Pemberton Twp. dams set to be replaced

Posted: June 07, 2014

Three substandard dams in Pemberton Township - including two long classified as "high hazards" by the New Jersey Department of Environmental Protection - are expected to be replaced this summer as part of a $7.2 million contract. The project will remove the dams from a list of nearly 200 neglected and potentially dangerous dams that the state agency monitors.

"We're replacing the dams because we were instructed several years ago to bring them up to standard, or drain the lakes," Mayor David Patriarca said. "We didn't want our residents to lose their lakes, which are and always have been an integral part of our community."

The three earthen dams and spillways that hold back the man-made Country Lakes were built by a developer in 1954 and have deteriorated, attracting the DEP's attention a decade or more ago, Township Administrator Dennis Gonzalez said. He said the town bought the lakes in 1996. Public swimming, fishing, and nonmotorized boating are permitted at the lakes.
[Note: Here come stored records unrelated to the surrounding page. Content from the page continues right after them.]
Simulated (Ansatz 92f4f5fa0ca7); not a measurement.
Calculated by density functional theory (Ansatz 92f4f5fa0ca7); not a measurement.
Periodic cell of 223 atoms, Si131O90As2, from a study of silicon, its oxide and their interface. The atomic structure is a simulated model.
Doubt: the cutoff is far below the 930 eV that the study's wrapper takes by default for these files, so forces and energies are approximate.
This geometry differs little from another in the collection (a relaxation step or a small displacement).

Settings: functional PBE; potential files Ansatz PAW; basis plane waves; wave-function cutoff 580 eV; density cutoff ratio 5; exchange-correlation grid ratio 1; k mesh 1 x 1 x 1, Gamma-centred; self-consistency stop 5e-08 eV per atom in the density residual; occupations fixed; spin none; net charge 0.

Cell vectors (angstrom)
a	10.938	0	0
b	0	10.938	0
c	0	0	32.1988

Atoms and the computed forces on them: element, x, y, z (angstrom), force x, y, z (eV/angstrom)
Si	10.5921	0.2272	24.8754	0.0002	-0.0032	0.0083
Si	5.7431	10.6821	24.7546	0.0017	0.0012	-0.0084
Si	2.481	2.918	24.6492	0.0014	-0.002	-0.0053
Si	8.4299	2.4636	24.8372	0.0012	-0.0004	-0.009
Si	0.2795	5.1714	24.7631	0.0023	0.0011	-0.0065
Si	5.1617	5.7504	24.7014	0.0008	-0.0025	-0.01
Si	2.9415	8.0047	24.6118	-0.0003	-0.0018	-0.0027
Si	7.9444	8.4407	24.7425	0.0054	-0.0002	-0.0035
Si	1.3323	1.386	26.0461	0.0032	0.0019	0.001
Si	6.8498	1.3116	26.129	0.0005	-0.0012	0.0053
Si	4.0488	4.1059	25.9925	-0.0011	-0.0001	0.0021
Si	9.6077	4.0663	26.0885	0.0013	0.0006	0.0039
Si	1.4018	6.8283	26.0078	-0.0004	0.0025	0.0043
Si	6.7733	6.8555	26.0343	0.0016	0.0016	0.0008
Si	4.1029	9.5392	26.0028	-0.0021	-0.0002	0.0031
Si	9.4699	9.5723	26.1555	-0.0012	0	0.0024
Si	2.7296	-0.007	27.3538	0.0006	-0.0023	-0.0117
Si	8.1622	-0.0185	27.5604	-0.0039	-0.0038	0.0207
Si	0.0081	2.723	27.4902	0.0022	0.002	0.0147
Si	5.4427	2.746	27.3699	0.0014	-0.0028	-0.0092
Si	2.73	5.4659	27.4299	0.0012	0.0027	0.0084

A contract for the work was awarded to Loftus Construction of Cinnaminson, Gonzalez said. He said tree roots had undermined the aging embankments.

The DEP is monitoring more than 170 dams that have been classified in poor condition.

In Burlington County, 30 dams are deemed either poor or unsatisfactory, including nine that crumbled a decade ago when torrential rain fell during a 1,000-year storm and swelled the Rancocas Creek and its tributaries.

According to a list provided by the DEP, the nine include two Kenilworth Lake dams and the Union Mill Lake Dam, all in Evesham Township; Upper Stokes Dam and the Mimosa Lake Dam in Medford Township; the Quoque Dam in Medford Lakes; the Batsto Lake Dam in Washington Township; the Sooy Dam in Woodland Township; and the Old Forge Lake Dam in Southampton. The private owners of Upper Stokes Dam were fined $3,750 last year for ignoring orders to make repairs, the DEP reported.

The remaining 37 dams that burst or were damaged during the July 12, 2004, storm in Burlington County have been fixed. Among that group is the Bayberry Street Dam in Pemberton Township, which Gonzalez said was replaced about a month ago for about $900,000. He said FEMA was expected to reimburse the township more than $500,000 for the work.

Patriarca said the town council voted unanimously last week to fix the remaining three deficient dams at the same time this summer because they were a concern and the town was able to get a good price by combining the work. He said the town received 14 bids, the winning one of $10.5 million. The township will pay for the work by obtaining a bond, he said.

The lakes will not have to be closed while the work is in progress, Patriarca said.